# Minimal phase space volume $h^3$ out of Heisenberg's principle

So the explanation in my text book is this: we have a phase space volume $\Delta x\Delta y\Delta z\Delta p_x\Delta p_y\Delta p_z$. Now they state that Heisenberg's uncertainty principle states $\Delta p_x\Delta x\geq h$ so our minimal phase space volume is $h^3$.

However, shouldn't Heisenberg's uncertainty principle be $\Delta p_x\Delta x \geq \frac{h}{4\pi}$?
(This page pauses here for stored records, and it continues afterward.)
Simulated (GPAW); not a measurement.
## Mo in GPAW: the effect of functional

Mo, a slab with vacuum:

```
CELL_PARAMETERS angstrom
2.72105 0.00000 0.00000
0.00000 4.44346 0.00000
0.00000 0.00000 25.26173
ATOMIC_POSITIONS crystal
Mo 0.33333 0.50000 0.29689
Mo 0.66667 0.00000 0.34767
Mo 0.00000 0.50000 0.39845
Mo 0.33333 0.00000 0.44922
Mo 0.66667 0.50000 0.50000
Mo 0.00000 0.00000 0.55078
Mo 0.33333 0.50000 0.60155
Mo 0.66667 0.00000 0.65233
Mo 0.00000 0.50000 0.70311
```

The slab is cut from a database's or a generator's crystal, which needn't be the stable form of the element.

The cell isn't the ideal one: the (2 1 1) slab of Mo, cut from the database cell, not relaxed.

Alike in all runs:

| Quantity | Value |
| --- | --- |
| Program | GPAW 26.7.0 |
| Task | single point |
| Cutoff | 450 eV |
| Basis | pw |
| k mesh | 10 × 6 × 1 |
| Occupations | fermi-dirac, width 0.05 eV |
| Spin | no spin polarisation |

If you take a particle in a box (3D infinite square well), then the density of momentum states per unit volume is given by $$g(p)\ dp = g_s\ \frac{4\pi p^2}{h^3}\ dp,$$ where $g_s$ is a spin degeneracy factor (e.g. $g_s=2$ for electrons, protons etc. because they can have 2 spin states per momentum state). This means that the volume of phase space occupied by one momentum state must be $h^3$.
The treatment you give in your question is a rough attempt to justify this result in terms of the (usually) more familiar Heisenberg uncertainty principle. Such a treatment cannot be exact since for a particle in a 1D infinite potential well, the product of uncertainty in momentum and position is actually given by $$\Delta p \Delta x = \frac{h}{4\pi} \left(\frac{n^2 \pi^2}{3} - 2\right)^{1/2}$$ (see this link), where $n \geq 1$ is the principle quantum number and thus the product of momentum and position uncertainty is always bigger than $h/4\pi$ and would then need to be averaged in some way over all the momentum states.